|Fred and Ginger dance on roller skates to|
"Let's Call the Whole Thing Off," a song
they inspired by their different ways of
pronouncing the word "either."
Fred Astaire plays Petrov, the "Russian" ballet star (whose real name is Pete Peters). Petrov scandalizes his impresario--played by Edward Everett Horton--by falling in love with musical comedy star Linda Keene--played by Ginger Rogers. Sick of being chased by men, Linda refuses even to consider Petrov's advances. Instead she plans to marry a dull millionaire friend of hers and retire from the stage forever. In the typical style of these films, however, Fred Astaire's good humor and persistence eventually win her over.
Since celebrity romances were even more a subject of gossip back then than they are today, the two dancers soon find their names plastered all over the papers. And it only gets worse when a rumor surfaces that the two are married and that Linda is pregnant. This does not sit well with Linda's rich fiancé, and when trumped-up evidence is produced for her marriage to Petrov, she realizes that the only way she can silence the papers is to procure a divorce from him. That, of course, requires a marriage, so the two elope for a marriage in name only, but Petrov wants to convince her to make it real. Can he do it? I really can't tell you what a great screwball comedy it is, full of absurd situations and great one-liners. I think it's the best-written movie they did together.
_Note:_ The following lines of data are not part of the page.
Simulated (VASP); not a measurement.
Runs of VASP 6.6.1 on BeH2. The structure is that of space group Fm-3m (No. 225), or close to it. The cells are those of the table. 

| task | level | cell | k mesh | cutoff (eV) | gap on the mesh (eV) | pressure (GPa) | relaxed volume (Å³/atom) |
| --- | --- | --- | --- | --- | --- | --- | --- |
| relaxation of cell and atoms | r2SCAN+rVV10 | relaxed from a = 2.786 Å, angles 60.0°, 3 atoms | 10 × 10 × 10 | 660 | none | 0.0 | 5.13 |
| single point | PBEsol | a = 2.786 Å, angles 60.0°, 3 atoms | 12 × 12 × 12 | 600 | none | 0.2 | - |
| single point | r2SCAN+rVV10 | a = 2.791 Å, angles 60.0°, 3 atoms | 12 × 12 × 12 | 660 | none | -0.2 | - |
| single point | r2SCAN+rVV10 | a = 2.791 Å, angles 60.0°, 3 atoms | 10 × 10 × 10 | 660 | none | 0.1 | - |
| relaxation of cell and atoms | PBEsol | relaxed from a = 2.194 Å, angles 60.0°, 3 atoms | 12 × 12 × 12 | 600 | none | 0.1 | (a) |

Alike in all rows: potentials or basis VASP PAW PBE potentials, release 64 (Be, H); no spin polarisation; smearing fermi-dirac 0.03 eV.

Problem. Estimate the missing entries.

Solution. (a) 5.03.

Now, about the dances. First off I have to say something about the "Lets Call the Whole Thing Off" roller skate number. It truly is a sight to behold, a combination of dancing and skating the caliber you'd be likely to see in the Olympics. The trouble is that all the other dances seem to be a let-down after that. "They All Laughed," is a great tune, but the dance is unspectacular, though it does get better near the finale. The only other dance number is this weird ballet hybrid featuring an odd contortionist/ballerina. Although this is a marathon chorus number with several different permeations, Fred and Ginger only dance together for less than thirty seconds, which leaves me feel cheated in that respect.
Despite the comparative lack of dancing, however, everything else in this movie is so strong that I can't help loving it anyway, and it remains one of my favorites in the Astaire/Rogers collection. And if I haven't pressed the point hard enough already, the roller skating number is incredible.
I rate this movie an 8 of 10. Had the dances been better, it could have easily been a 9.